Collaborating with others

Sharing a session URL

Did you know that Excalidraw also has a collaborative mode? Different people can work together on the same document. To start a new session, I click on the live collaboration button and then start a session. I can share the session URL with my collaborators easily thanks to the Web Share API that Excalidraw has integrated.

Live collaboration

I have simulated a collaboration session locally by working on the Google I/O logo on my Pixelbook, my Pixel 3a phone, and my iPad Pro. You can see that changes I make on one device are reflected on all other devices.

I can even see all cursors move around. The Pixelbook's cursor moves steadily, since it's controlled by a trackpad, but the Pixel 3a phone's cursor and the iPad Pro's tablet cursor jump around, since I control these devices by tapping with my finger.

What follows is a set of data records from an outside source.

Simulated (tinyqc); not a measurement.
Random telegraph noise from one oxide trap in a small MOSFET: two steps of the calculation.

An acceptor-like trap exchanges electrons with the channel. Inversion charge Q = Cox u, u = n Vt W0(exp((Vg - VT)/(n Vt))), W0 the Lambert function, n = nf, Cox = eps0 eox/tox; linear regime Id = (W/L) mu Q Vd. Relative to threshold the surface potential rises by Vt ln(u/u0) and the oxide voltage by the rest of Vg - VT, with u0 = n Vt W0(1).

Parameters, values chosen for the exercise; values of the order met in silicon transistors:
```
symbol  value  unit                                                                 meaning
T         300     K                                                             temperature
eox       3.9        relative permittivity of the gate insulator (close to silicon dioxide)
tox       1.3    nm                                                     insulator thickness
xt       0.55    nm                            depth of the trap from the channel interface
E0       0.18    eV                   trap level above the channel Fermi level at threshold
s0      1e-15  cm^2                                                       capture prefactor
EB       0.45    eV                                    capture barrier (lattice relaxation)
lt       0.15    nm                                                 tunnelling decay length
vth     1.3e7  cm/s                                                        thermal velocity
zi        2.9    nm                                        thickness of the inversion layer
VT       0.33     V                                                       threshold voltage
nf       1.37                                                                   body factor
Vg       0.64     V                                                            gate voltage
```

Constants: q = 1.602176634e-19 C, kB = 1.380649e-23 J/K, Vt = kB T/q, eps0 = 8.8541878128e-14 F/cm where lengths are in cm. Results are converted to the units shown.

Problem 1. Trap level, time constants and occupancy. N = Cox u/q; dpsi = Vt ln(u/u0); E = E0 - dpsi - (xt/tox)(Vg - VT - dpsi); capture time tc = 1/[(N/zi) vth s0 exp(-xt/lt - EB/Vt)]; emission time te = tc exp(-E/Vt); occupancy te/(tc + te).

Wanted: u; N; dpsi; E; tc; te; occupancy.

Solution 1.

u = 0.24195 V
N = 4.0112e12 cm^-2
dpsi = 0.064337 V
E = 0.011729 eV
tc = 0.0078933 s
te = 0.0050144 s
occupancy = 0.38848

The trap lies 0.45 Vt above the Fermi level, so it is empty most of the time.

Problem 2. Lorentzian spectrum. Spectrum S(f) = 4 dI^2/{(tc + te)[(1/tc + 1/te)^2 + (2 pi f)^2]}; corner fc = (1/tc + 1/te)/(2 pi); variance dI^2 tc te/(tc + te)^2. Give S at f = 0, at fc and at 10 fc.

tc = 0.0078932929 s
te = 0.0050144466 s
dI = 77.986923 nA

Seeing collaborator statuses

To improve the realtime collaboration experience, there is even an idle detection system running. The cursor of the iPad Pro shows a green dot when I use it. The dot turns black when I switch to a different browser tab or app. And when I'm in the Excalidraw app, but just not doing anything, the cursor shows me as idle, symbolized by the three zZZs.

Avid readers of our publications might be inclined to think that idle detection is realized through the Idle Detection API, an early stage proposal that's been worked on in the context of Project Fugu. Spoiler alert: it's not. While we had an implementation based on this API in Excalidraw, in the end, we decided to go for a more traditional approach based on measuring pointer movement and page visibility.

Screenshot of the Idle Detection feedback filed on the WICG Idle Detection repo.

We filed feedback on why the Idle Detection API wasn't solving the use case we had. All Project Fugu APIs are being developed in the open, so everyone can chime in and have their voice heard!

Lipis on what is holding back Excalidraw

Talking of which, I asked lipis one last question regarding what he thinks is missing from the web platform that holds back Excalidraw:

The File System Access API is great, but you know what? Most files that I care about these days live in my Dropbox or Google Drive, not on my hard disk. I wish the File System Access API would include an abstraction layer for remote file systems providers like Dropbox or Google to integrate with and that developers could code against. Users could then relax and know their files are safe with the cloud provider they trust.

I fully agree with lipis, I live in the cloud, too. Here's hoping that this will be implemented soon.

Tabbed application mode

Wow! We have seen a lot of really great API integrations in Excalidraw. File system, file handling, clipboard, web share, and web share target. But here is one more thing. Up until now, I could only ever edit one document at a given time. Not anymore. Please enjoy for the first time an early version of tabbed application mode in Excalidraw. This is how it looks.

I have an existing file open in the installed Excalidraw PWA that's running in standalone mode. Now I open a new tab in the standalone window. This is not a regular browser tab, but a PWA tab. In this new tab I can then open a secondary file, and work on them independently from the same app window.

Tabbed application mode is in its early stages and not everything is set in stone. If you're interested, be sure to read up on the current status of this feature in my article.


To stay in the loop on this and other features, be sure to watch our Fugu API tracker. We're super excited to push the web forward and allow you to do more on the platform. Here's to an ever improving Excalidraw, and here's to all the amazing applications that you will build. Go start creating at excalidraw.com.

I can't wait to see some of the APIs that I have shown today pop up in your apps. My name is Tom, you can find me as @tomayac on Twitter and the internet in general. Thank you very much for watching, and enjoy the rest of Google I/O.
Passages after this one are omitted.